The final design of SpaceX’s Falcon 9 rocket launches today (updated)

Update: After being delayed for a day, the rocket launched and its first stage returned safely.

SpaceX's launch that's scheduled for this afternoon may appear to be a routine launch to deploy a satellite, but it's actually anything but. Bangabandhu Satellite-1, scheduled for a launch window that opens at 4:12 PM ET, marks the first launch of the Falcon 9 Block 5 rocket. The Block 5 is the last upgrade of the Falcon 9; there will be no more major updates to the rocket, so this is the version of the rocket that will eventually be human certified.

Update: The launch has been rescheduled after an auto about at T-1 minute, and SpaceX says crews are preparing for its next launch opportunity tomorrow, on May 11th at 4:14 PM ET.

Update 2 (5/11): The rocket successfully launched, and the Falcon 9 Block 5 first stage has returned for a safe landing on a droneship. You can watch the archived video stream below.
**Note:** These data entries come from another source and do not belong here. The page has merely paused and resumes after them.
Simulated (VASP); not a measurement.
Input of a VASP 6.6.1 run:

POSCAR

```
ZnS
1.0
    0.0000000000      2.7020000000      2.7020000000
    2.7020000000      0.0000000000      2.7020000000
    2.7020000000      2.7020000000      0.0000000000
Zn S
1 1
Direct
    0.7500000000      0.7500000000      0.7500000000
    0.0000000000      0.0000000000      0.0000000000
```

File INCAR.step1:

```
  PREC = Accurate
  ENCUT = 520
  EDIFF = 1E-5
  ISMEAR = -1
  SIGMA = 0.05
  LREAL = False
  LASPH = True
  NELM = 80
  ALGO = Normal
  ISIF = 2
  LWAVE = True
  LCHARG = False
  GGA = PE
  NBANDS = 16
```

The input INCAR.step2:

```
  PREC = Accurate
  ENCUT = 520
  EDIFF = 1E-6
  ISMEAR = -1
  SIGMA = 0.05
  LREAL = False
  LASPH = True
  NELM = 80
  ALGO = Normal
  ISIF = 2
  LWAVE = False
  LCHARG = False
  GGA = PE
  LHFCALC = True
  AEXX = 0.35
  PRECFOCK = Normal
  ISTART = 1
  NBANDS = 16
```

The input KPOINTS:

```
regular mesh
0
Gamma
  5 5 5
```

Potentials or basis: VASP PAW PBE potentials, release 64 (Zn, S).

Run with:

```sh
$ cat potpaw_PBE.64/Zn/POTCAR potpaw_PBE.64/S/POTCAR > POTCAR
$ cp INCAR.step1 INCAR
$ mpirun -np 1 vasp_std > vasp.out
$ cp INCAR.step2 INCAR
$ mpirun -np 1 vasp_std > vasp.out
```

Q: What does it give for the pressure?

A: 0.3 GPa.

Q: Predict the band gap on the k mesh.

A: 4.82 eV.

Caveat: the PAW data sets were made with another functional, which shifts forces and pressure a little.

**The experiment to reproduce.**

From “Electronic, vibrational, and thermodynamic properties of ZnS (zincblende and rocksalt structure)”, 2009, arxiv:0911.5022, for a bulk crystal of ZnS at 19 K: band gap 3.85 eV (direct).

Some people see SpaceX's tactics as risky because they test new rocket features on active missions, rather than performing test launches. An obvious example: SpaceX didn't use a test mission to figure out whether a reused Falcon 9 stage could fly. They flew that historic mission with an active customer payload, though they did charge a lower rate because of the risks involved. Indeed, many of the changes to the Block 5 have been have been deployed and refined aboard Block 3 and Block 4 rockets. But now, there will be little, if any, tweaking to the rocket during active missions.

This will make it easier to certify the Falcon 9 rocket for human flight. NASA will require seven successful flights of the Block 5 Falcon 9 before it's human rated. Presumably, that means the design has to remain the same from flight to flight without too many changes. Right now, the GAO estimates that human certification for the Block 5 Falcon 9 won't occur until late 2019.

Most of the changes to this final form of the Falcon 9 are designed to emphasize reusability. For SpaceX to become cost-effective, as it has aimed to do since the company was first founded, it has to make as many components on its rockets as reusable as possible. This doesn't just mean the first stages of rockets; it means everything from the payload adapter to the grid fins should be reusable not once, but multiple times with minimal maintenance and turnaround time from one use to the next.

According to a round-up of changes posted on Reddit, changes to the Block 5 Falcon 9 include improved heat shielding around the engines to protect them from the stresses of reentry and switched to a thermal protection barrier, rather than just paint, to help with reusability. SpaceX will also be using titanium grid fins (which deploy during and help control reentry), rather than aluminum. In theory, they should be reusable an unlimited number of times. The payload fairing has also been upgraded, which will theoretically help with recovery, which SpaceX hasn't been able to do yet.

Many of these tweaks are also focused on turnaround time for these rockets. Having a reusable rocket isn't super cost effective if it takes months to perform the maintenance needed before it can be used again. SpaceX is clearly trying to cut down the amount of time between when a rocket is first launched and when its first stage (and second stage, down the line) can be launched again.

You can watch the live stream of the Bangabandhu Satellite-1 launch below. The window opens today at 4:12 PM ET and closes at 6:22 PM ET. The weather is 80% favorable. If SpaceX isn't able to launch the Block 5 Falcon 9, a backup launch window opens tomorrow at 4:14 PM.